As I pointed out earlier this week, Pennsylvania public school spending is at an all-time high. In fact, the state's per student spending is significantly above the national average.
James’ analysis adds that the latest state budget represents yet another increase in state funding for public schools, building on the all-time high established during the 2015-16 fiscal year.
Even the Secretary of Education recognized the commonwealth's education spending is high—relative to other states—and represents increases rather than cuts to funding levels. Detractors normally concede this point, but they respond with “it’s not the amount of funding, it is the inequality.”

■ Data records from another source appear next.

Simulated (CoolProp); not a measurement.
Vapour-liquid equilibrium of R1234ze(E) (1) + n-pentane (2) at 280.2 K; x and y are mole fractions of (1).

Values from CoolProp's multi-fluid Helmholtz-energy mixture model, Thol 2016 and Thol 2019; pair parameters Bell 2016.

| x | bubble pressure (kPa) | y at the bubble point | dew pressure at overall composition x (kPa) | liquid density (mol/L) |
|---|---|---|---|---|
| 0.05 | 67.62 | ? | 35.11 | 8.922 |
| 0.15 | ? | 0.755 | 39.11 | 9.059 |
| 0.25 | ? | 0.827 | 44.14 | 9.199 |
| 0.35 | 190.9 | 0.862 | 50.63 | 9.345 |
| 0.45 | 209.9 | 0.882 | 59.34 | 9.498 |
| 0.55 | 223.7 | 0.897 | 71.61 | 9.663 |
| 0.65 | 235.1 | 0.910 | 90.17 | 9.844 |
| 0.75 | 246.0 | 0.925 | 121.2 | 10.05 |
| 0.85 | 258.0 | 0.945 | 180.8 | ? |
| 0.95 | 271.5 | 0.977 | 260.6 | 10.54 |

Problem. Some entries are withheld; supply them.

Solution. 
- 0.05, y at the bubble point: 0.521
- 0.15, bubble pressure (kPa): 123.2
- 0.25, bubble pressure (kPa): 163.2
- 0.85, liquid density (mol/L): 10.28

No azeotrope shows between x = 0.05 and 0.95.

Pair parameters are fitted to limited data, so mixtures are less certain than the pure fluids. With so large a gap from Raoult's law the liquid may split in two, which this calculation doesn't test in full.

They cite data showing a large gap in spending between wealthy (low-poverty) and poor (high-poverty) districts. Here’s the rub: That data shows Pennsylvania spends more per student in every category of districts. That is, even Pennsylvania’s high-poverty districts spend more than high-poverty districts nationally.
What does this mean? If greater “equality” is the goal, we could cut spending by wealthy districts (caps on local school property taxes would be a way to do this) and spend at the national average. These two changes would produce greater equality between districts.
Ironically, government unions, the school boards association, and their allies have lobbied against efforts to control property tax increases.
These statistics aren't meant to downplay or ignore the equity in education funding. As we've made clear in the past, Pennsylvania’s practice of “hold harmless” has created a vast disparity in state funding per student. Hold harmless is the practice of guaranteeing each school district at least the amount of state funding they received in the prior year—regardless of enrollment changes.
The result—over decades—is that districts with declining enrollments receive far more aid per student. Meanwhile, areas with growing student populations have not gotten increases to match their enrollment.
Phasing out the “hold harmless” formula so all state aid is distributed using the new student-based funding formula would fix this problem—without requiring a multibillion dollar tax increase.